NASA/JPL/Space Sciences Institute

When the Cassini spacecraft passed behind Saturn's shadow in September it sent back new images of the planet and its rings, stunningly backlit by the sun.

Like suspended dust grains caught in a shaft of light, the tiniest of Saturn's ring particles were on glimmering display for 12 hours last month as NASA's Cassini spacecraft passed into Saturn's shadow and collected images of the ethereally backlit ring system.

From this new perspective, Cassini caught sight of faint new rings in the system, including two orbiting along with their small parent moons outside the main ring system and two within the Cassini Division (the largest gap in the main ring system). The spacecraft had also spotted a dynamic rippled pattern in the system's innermost D ring.
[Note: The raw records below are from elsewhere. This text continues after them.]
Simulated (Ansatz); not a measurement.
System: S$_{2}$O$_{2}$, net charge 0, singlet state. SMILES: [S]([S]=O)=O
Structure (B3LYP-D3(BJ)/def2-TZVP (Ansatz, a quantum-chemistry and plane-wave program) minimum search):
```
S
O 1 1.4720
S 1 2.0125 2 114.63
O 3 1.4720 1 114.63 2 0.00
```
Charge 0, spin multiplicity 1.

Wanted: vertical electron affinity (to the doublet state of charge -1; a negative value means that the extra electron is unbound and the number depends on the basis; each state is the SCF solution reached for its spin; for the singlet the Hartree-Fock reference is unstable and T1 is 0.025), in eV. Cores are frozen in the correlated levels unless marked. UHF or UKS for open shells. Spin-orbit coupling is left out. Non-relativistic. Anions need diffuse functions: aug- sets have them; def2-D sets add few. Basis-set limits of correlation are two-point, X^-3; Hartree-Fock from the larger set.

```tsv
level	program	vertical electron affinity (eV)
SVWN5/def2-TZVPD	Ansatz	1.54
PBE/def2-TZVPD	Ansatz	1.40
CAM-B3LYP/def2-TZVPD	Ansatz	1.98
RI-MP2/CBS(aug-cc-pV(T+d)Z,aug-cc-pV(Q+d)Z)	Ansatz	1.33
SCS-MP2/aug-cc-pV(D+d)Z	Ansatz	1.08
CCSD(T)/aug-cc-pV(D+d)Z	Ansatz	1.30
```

Cornell astronomers and colleagues on the Cassini team presented the latest data and images from the Saturn mission at a recent Division for Planetary Sciences meeting of the American Astronomical Society in Pasadena, Calif. The observations were made in September, as Cassini orbited 2.16 million km (1.4 million miles) from Saturn and looked down at the unlit side of the rings from 15 degrees above the ring plane.

Using images from NASA's Voyager mission, which passed Saturn in the early 1980s, astronomers can see how the rings are changing over time. A wispy new ring in the Cassini Division (named for its discoverer, 17th-century astronomer Giovanni Cassini), for example, isn't visible in any of the Voyager images; indicating that it may be younger than your average graduate student.

"Saturn's ring system is a very dynamic place, and it's changing as the mission sits there and watches it," said Cassini team member Joe Burns, Cornell's Irving Porter Church Professor of Engineering, professor of astronomy and vice provost for physical sciences and engineering. "Studying the moons and learning about their interactions with the rings will help us understand how the moons formed and perhaps how the Saturn system formed."

The D ring is another example of the rings' changeability. Cassini's images of the outer part of that ring show what look like a series of closely spaced ringlets. "We spent a long time trying to figure out what the heck this was," said Matt Hedman, a Cornell postdoctoral researcher and Cassini team member. "It turns out that what's really going on is, wherever you see a bright spot on the near side, you see a dark spot on the far side, and vice versa. That pattern is something you might expect if the ring were vertically warped."

For clues about how the ring came to be warped, researchers looked back to a view of the rings taken by the Hubble Space Telescope (HST) in 1995 and found the same pattern -- with one difference: Cassini's images have the ripples spaced 30 kilometers (18 miles) apart; the HST images show them 60 kilometers apart.

The likely explanation, said Hedman, is that the ring was tilted slightly out of Saturn's equatorial plane at some point in the past, possibly by a passing meteoroid. Because Saturn is not a perfect sphere (it's a little squashed) the inner parts of a canted flat disk around it will twist faster than the outer parts, leading the ring in transition to be a warped, corrugated spiral -- like the top of a twirled soft ice cream cone.

Mathematical models support the hypothesis, even predicting independently the rate at which the ripples move. "As the thing twists more and more, these ripples will get closer together. It actually works numerically," said Hedman.

In the course of Cassini's mission, the ripples have moved closer by another 2-3 kilometers. Using the model to unwind the spiral back in time, researchers trace the probable impact back to 1984 -- just a few years after Voyager.

"This is the first time we've truly seen the entire ring system," said Burns. "It's an eerily beautiful sight, and one that's evolving right in front of our eyes."

The Cassini-Huygens mission is a cooperative project of NASA, the European Space Agency and the Italian Space Agency. The Jet Propulsion Laboratory (JPL), a division of the California Institute of Technology, manages the mission for NASA.